The first same-sex weddings have taken place in Costa Rica, the first Central American country to equalise its marriage legislation.
A lesbian couple became the first to tie the knot in a ceremony that took place just after the new law came into effect at midnight.
The wedding was shown on national TV.
President Carlos Alvarado said the law change meant Costa Rica now recognised the rights lesbian and gay people had always deserved.
He tweeted (in Spanish) that "empathy and love should from now on be the guiding principles which will allow us to move forward and build a country where there is room for everyone".
The first same-sex marriage ceremony was broadcast as the culmination of a three-hour programme celebrating marriage equality.
Marriage equality came about after the constitutional court declared in August 2018 that a ban on same-sex weddings was unconstitutional and discriminatory.
The court gave Costa Rica's parliament 18 months to change the law.
Enrique Sánchez, Costa Rica's first openly gay member of parliament, welcomed the change and praised those who had spent years lobbying for the same-sex marriage ban to be lifted.

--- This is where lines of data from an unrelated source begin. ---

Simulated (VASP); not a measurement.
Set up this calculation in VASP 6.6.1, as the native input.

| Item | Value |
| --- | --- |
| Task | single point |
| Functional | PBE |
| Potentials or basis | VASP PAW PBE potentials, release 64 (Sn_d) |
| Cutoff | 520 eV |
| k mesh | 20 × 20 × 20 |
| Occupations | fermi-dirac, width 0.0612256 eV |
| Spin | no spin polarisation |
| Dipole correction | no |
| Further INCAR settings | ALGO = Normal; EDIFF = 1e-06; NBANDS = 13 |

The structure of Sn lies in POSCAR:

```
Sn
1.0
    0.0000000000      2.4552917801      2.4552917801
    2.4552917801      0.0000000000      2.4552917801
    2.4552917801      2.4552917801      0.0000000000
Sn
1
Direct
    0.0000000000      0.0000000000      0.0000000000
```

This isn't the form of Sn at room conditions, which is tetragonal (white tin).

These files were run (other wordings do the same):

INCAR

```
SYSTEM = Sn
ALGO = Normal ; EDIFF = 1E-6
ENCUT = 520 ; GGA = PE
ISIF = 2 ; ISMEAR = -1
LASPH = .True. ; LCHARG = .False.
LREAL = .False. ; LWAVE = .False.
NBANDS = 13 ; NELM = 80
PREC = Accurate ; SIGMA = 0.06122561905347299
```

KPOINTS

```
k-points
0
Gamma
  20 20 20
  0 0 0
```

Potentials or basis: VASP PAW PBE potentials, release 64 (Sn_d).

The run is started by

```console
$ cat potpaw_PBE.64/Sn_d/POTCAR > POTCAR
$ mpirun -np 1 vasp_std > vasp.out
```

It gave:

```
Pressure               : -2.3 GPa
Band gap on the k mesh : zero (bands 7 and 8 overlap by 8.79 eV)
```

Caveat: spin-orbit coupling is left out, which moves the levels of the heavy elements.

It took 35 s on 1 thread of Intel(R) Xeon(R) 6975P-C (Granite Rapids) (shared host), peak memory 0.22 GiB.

"With their experience, their struggles... they have helped build a society where there are no second-class families or second-rate people," he told Reuters news agency.
Same-sex marriage is already possible in Argentina, Brazil, Colombia, Ecuador, Uruguay and some parts of Mexico, but Costa Rica is the first country in Central America to allow it.
Some religious groups had opposed the move and more than 20 lawmakers tried to delay the change in the law.